The RLCCA adopts positions on a number of bills each legislative session for the purpose of holding our elected representatives in Sacramento accountable. This post is part of a series showing how our positions compare to those of various elected officials.
If you would like to call a bill to our attention for rating in the current legislative review session, please comment on this post or send an email to firstname.lastname@example.org.

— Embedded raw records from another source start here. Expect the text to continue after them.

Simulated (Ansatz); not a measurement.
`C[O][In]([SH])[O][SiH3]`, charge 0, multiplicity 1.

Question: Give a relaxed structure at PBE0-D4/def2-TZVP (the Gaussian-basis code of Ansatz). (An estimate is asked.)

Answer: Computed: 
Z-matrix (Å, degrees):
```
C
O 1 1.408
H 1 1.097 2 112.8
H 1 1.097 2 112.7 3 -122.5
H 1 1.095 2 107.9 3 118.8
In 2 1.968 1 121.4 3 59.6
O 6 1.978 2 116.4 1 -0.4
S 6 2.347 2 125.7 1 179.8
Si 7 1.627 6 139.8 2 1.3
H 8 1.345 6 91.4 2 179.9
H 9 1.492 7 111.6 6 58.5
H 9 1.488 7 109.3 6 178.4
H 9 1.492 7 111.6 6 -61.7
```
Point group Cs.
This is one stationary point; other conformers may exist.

|AB 667 — “Permit Streamlining Act” aka Excessive Environmental Impact Reports|
|Analysis||The Permit Streamlining Act within the Planning and Zoning Law requires the lead agency that has the principal responsibility for approving a development project, as defined, to approve or disapprove the project within a specified number of days from the date of certification of an environmental impact report, the date of the adoption of a negative declaration, or the determination by the lead agency that the project is exempt from the California Environmental Quality Act. This bill would, in addition, require a city, county, or city and county, including a charter city, prior to approving or disapproving a proposed development project that would permit the construction of a superstore retailer, as defined, to cause an economic impact report to be prepared, as specified, to be paid for by the project applicant, and that includes specified assessments and projections, including, among other things, an assessment of the effect that the proposed superstore will have on specified designated economic assistance areas, as defined, and an assessment of the effect that the proposed superstore will have on retail operations and employment in the same market area. The bill would also require the governing body to provide an opportunity for public comment on the economic impact report. By increasing the duties of local public officials, the bill would impose a state-mandated local program. The bill would additionally find and declare that these provisions are an issue of statewide concern and not a municipal affair. The California Constitution requires the state to reimburse local agencies and school districts for certain costs mandated by the state. Statutory provisions establish procedures for making that reimbursement.
At first glance, the Permit Streamlining Act is attractive in that it requires local municipalities to make a decision on a project within a designated time period in order to prevent a long, drawn out process. However, this bill requires an excessive EIR (environmental impact report) in addition to the EIR that the local municipality already requires thereby making it more expensive and difficult for the project to be approved and burdens development even more.